Change the DNS > User gets redirected to my website even though the URL is the same, but there is no https, only http > There is a warning saying that they browser or whatever is outdated and it asks for the user to download the update and install it > Undetectable payload is then installed.
How could someone possibly defend themselves against this unless they know about MITM and the importance of HTTPS and checking the URL?
I've been trying my luck with python.
Lets say I own a DNS server and a lot of other servers. The user goes through the DNS and then gets redirected to my website. The website detects the original url that was intended, clones the desired page and poison the data with what I want, and then delivers it to the user.
The problem with set is that it wasn't intended to be used for cloning and adding extra stuff. They made so you could easily grab credentials by capturing POSTs. A little bit of code tweak would be required.
But its not very practical since the website would take too long to load, long enough that user could google about his connection being slow and then finding an article telling him to change his DNS.
More fragile than DNS only basically every router that there is out there. That is very concerning.

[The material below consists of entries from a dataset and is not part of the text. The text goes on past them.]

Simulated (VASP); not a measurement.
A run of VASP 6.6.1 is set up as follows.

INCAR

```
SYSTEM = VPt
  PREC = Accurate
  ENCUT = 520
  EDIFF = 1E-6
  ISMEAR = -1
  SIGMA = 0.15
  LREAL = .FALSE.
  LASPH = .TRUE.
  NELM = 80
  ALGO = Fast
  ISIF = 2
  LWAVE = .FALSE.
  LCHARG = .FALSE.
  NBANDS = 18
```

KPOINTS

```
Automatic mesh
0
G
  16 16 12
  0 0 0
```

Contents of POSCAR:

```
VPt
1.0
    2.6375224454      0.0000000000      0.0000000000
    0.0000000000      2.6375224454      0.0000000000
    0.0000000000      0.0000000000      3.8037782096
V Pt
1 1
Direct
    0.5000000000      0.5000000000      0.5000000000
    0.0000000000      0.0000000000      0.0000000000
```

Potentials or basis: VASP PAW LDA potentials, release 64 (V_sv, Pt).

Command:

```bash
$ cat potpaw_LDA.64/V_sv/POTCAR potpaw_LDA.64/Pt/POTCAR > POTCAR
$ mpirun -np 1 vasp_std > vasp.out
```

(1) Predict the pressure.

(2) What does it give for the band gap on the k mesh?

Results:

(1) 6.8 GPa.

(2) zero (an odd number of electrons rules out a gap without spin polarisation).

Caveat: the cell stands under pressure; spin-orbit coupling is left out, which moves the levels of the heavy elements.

It was possible not a long time ago to have a domain like amazon.com being fed to the user using https and a valid certificate, but the way you'd achieve that was through buying a domain that looked like amazon.com, but actually the "a" from amazon was the a from the Cyrillic alphabet or something. Some guy even coded a script for that.
Now, every updated browser will display a url that would look like "xn----14811mazon.com" after the user clicked the link, so its not very practical.
But I noticed that most people don't even know what https is, and those who do know, they wouldn't question or try to figure out what is wrong if they accessed google and the browser didn't display a green padlock. They typed google.com and it worked, that's what they care about.